Another one to add to the collection of “ways in which we’re throwing off planetary processes”. It’s actually getting a little exhausting thinking about all the ways in which we can measure our impact in terms of “unheard of in the past X millions of years”.
I assume this is measured in micro or milli seconds, otherwise you could imagine it starting to exacerbate temperature extremes on a perceptible level due to the lengthening day/night cycle.
Yes, the increase in length of day (ΔLOD) due to climate change is estimated at around +1.33 ms/cy (milliseconds per century) but is growing.
To put that in perspective, the increase in ΔLOD due to tidal friction caused by the moon is around +2.4 ms/cy, but due to reduction of earth’s oblateness partially compensating in the other direction, the net ΔLOD due to the moon is around +1.72 ms/cy. Under the worst-case RCP 8.5 climate scenario, by the end of the 21st century the ΔLOD due to climate change may exceed that of the moon.
I posted what for me was a link to the full paper. I see that this link now provides only an abstract. My apologies for whatever games JGR is playing in restricting their content.
I wonder if there’s an equivalent map that measures the current temperature against anything except from this month. Have the temps in the northern west gone down significantly, or have they stayed within a degree or two and thus would have been the all time monthly high except for the most recent record?
Also, you can sort of infer the answer to your question from the coolwx maps. Anything without a dot is at least 3 degrees off from the all time daily record. It’s highly unlikely that anything >3 degrees off the daily record would be approaching the previous monthly record set before 2026.
Unfortunately, we don’t have any better gradation for how far below it might be unless someone has a better resource. Is it 5 degrees below daily? 10?

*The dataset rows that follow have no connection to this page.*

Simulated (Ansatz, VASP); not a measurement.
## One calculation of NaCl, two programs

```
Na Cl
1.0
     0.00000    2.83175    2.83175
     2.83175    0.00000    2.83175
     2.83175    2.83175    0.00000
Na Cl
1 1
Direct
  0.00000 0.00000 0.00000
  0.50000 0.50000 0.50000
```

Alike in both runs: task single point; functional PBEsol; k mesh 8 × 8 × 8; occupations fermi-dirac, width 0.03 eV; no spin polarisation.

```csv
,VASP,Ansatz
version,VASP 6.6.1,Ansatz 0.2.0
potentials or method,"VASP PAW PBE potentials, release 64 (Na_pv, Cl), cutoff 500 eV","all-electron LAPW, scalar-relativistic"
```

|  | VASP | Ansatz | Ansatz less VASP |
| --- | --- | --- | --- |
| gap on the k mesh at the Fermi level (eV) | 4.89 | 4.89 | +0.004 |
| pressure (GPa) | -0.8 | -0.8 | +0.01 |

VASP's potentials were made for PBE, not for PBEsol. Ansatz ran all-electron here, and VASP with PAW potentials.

And in heat wave related news, we’re back to normal-ish temps a lot of places, but the west is heating up for a third lap. Reading the full analysis after this all shakes out is going to be fascinating.
I’m a little bit suspicious of this map trying to make it look more extreme than it really is.
It says Trenton was within 3 degrees of record high on March 22? According to Weather Underground, they hit 70, the record high was 79 (in 1938!) And today the high is 47.
I don’t know if that’s Trenton or Philadelphia or somewhere in between. There are lots of weather stations out there. Trenton appears to be ~9 degrees off the record, Philadelphia ~5 degrees off. Seems possible that another station in the area got within 3 degrees (especially if its service history doesn’t extend back to 1938). That entire area is clearly right on the edge of the heat dome’s effect for that day.
Not sure I’d make the leap from that to suspicion personally. It’s arguably the most anomalous temperature related event we’ve ever seen and it stretched across most of the country. I don’t know how you make that seem more extreme than it is.
A little too late to edit. Found the map view in the NWS almanac and clicked around a bit. My best guess is that dot is the Northeast Philadelphia airport, which ended up seeing its record daily high of 74 on the 22nd.
It’s the single biggest kind of energy release we’ve ever done. And certainly as nuclear explosions go, Hiroshima was pretty much a pipsqueak. But it’s the first, and one of only two (so far), with real immediately quantifiable effects on human life and human infrastructure.
Humans are bad at big numbers. Saying something is almost 6 trillion miles away is eye-glazingly incomprehensible. Saying it’s one light year away seems so easy to understand. So for large quantities we need large units to keep the numbers small enough to communicate with the general public.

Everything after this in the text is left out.